When I was young, you'd most likely find me with my nose buried in books. I preferred the kind of adventurous book with pages dripping with the thrill of wild adventures. I loved to become a part of the tales of rugged explorers hacking through untamed forests, scaling wind-whipped peaks, or bedding down beneath a canopy of stars that fueled my restless imagination. I devoured every wilderness story I could find. Tattered paperbacks from my school's library, dog-eared volumes borrowed from friends, each one a window into the life I yearned to claim. I liked to imagine myself as the main character of those books. In the quiet of my room, I'd trace maps with my finger, dreaming of the day I'd swap the safety of ink and paper for the real thing: the backcountry, vast and unscripted, where the air was sharp and the ground unforgiving. I pictured myself as the hero of those tales, a wanderer carving my path through the wild.
Every story I read planted a seed, a promise that one day I'd be in the hiking boots feeling the weight of a pack on my shoulders, the one breathing the freedom of a world without walls. I longed to make memories not borrowed from someone else's pen, their triumphs and stumbles etched into my bones by the Sun and the cold. Someday, I promised myself I'd write my own story. I didn't want a story with words on a page, but my story. I wanted to plant my footprints in the dust. I wanted to experience the world with my boots and the calluses on my hands from touching the wild things in wild places. I intended to chase the horizon where my dreams lay, not end it with a mind full of regrets.

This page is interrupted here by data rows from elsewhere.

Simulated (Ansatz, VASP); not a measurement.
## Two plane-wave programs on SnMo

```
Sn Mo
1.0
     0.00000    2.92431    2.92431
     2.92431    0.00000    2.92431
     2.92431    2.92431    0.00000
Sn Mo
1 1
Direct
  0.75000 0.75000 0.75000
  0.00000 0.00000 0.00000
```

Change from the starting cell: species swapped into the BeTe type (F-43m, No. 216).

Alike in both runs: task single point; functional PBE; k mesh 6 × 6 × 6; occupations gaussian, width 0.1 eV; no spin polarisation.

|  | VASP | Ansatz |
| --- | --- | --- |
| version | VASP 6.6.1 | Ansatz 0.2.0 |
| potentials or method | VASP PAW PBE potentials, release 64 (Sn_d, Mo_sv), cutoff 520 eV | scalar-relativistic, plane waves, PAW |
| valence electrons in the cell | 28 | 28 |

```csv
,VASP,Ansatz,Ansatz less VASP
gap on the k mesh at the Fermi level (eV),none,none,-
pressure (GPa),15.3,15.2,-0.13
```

My first authentic taste of the backcountry came the summer I turned 16. I'd saved every nickel from splitting firewood for neighbors, enough to buy a beat-up pack, a cheap tent, and a bus ticket to the edge of the nearest national forest. The books I'd devoured as a kid, tales of grizzled men wrestling nature, boys and their trusty dogs, had lit a fire in me, and now it was time to feed it. I stepped off that bus with nothing but a map, a pocketknife, and a stubborn streak, the dry Earth crunching under my boots like a welcome. That first night, I camped under a big sky that swallowed me; I felt the world shift. No pages, no borrowed dreams, just me, the crackle of a fire I'd built, and the wind hissing through the pines.

I didn't need much out there. A can of beans heated over the flames tasted better than any restaurant meal, mostly because I hadn't cooked it myself; I never claimed to be a chef. I'd hike until my legs burned, tracing ridge lines where the air was thin and the views stretched forever. Water stayed a cautious friend; I'd dip my hands in a creek to wash the dust off, but the thought of a raging river made me uneasy. The dry, rocky sprawl was my kingdom, where I could work with my hands, mend a torn pack, carve on a walking staff, or whittle a stick to pass the time. Each trip carved another memory into me: the ache of a steep climb, the stillness of dawn, the freedom of needing nothing but what I carried. Out there, I wasn't just living; I was writing my own wild story, one step at a time.

For a decade, I roamed the veins of America's wild heart. The gravel roads twisting toward hidden hollows, trails snaking through the backcountry from the Smoky's to the Sierras. Those years were a tapestry of dust and sweat, stitched with the solitude that fills a man up rather than hollows him out. But one memory stands sharp, etched into the marrow of my bones: the night I was treed by a pack of wolves in the deep Wyoming wilds. I'd been backpacking solo through the Wind River Range, chasing the kind of quiet only a high ridge can offer, when I caught their eyes glinting in the dusk, six lean shadows slipping through the pines, tracking me for miles. My scent must've carried on the wind, a dinner bell rung by my stupidity for not burying my food scraps deeper. The first howl sent a jolt through me, but when their paws crunched closer, I bolted for the nearest pine, scrambling up its gnarled branches as their snarls echoed below.

Perched fifteen feet up, I clung to the trunk, sap sticking to my palms, my breath fogging in the chill night air. Below, they circled, gray ghosts with yellow eyes, pacing, waiting, their patience a predator's art. My pack dangled from a branch, my knife too far to reach, and the tree swayed under my weight as the hours dragged on. The wolves didn't lunge or claw; they just watched, knowing time was their ally. My legs cramped, my hands numbed, but I didn't dare climb down, not with their low growls humming through the dark. Dawn broke slow and gray, painting the ridge in a thin light, and one by one, they melted back into the forest as if they'd grown bored of the game. I slid down from the tree with my knees shaking. When my boots hit the dirt with a thud, it felt like victory. I lost an entire night's sleep, a bit of skin, and pride. I carried that experience like a scar. That mental scar proved I'd danced on the edge and lived to hike another day.